This article may require copy editing for grammar, style, cohesion, tone, or spelling. (March 2024) |
The Epic of King Gesar (Tibetan: གླིང་གེ་སར།, Wylie: gling ge sar), also spelled Kesar (/ˈkɛzər, ˈkɛs-/) or Geser (especially in Mongolian contexts), is an epic from Tibet and Central Asia. It originally developed between 200 or 300 BCE and about 600 CE. Following this, folk balladeers continued to pass on the story orally; this enriched the plot and embellished the language. The story reached its final form and height of popularity in the early 12th century.
The epic relates the heroic deeds of the culture hero Gesar,[1] the fearless lord of the legendary kingdom of Ling (Wylie: gling). It is recorded variously in poetry and prose, through oral poetry performance, [2] and is sung widely throughout Central Asia and South Asia. Its classic version is found in central Tibet.[3]
Some 100 bards of this epic (Wylie: sgrung, "tale")[4] are still active today in the Gesar belt of China.[5] Tibetan, Mongolian, Buryat, Balti, Ladakhi, and Monguor singers maintain the oral tradition, and the epic has attracted intense scholarly curiosity as one of the few oral epic traditions to survive as a performing art. Yugur[6] and Salar[7] versions of the epic are also recorded among the Balti of Baltistan, the Burusho people of Hunza and Gilgit,[6] and the Kalmyk and Ladakhi people[8][9] in Nepal, and among various Altai, Turkic, and Tungus tribes.[10] The first printed version was a Mongolian text published in Beijing in 1716.[11]

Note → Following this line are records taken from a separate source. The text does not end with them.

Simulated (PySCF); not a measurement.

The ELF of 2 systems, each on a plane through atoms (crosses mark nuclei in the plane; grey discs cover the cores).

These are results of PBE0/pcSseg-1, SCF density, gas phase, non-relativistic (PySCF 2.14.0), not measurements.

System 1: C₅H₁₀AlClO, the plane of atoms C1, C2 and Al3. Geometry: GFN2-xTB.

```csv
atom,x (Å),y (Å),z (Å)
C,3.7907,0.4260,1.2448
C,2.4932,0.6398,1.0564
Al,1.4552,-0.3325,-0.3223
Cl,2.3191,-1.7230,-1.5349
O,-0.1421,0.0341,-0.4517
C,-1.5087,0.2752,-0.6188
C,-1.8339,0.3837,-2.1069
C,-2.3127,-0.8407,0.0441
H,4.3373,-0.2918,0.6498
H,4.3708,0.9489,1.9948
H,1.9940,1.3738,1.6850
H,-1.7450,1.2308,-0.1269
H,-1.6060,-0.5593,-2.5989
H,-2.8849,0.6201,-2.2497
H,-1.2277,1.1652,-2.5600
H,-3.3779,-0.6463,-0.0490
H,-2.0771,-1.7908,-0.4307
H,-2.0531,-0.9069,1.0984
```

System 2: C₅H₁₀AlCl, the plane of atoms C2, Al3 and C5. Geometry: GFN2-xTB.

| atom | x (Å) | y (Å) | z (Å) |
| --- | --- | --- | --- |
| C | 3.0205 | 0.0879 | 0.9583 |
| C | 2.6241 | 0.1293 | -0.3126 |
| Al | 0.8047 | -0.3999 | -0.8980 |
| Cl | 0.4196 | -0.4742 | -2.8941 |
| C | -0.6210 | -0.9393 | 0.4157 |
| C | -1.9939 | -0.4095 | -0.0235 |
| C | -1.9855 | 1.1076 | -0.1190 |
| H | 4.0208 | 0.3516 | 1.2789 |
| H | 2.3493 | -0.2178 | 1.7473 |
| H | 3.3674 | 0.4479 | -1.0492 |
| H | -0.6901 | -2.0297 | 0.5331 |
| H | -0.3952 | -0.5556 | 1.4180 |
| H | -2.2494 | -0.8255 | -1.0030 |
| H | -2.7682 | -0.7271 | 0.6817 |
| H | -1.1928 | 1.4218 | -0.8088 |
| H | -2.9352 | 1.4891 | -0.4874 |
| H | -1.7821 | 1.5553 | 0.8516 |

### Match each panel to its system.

There is a very large body of versions, each with many variants, reputed by some to be the longest in the world.[4] Although there is no one definitive text, the Chinese compilation of its Tibetan versions so far has filled some 120 volumes; it consists of more than one million verses[4] divided into 29 "chapters".[12] Western calculations speak of more than 50 different books edited so far in China, India, and Tibet.[4]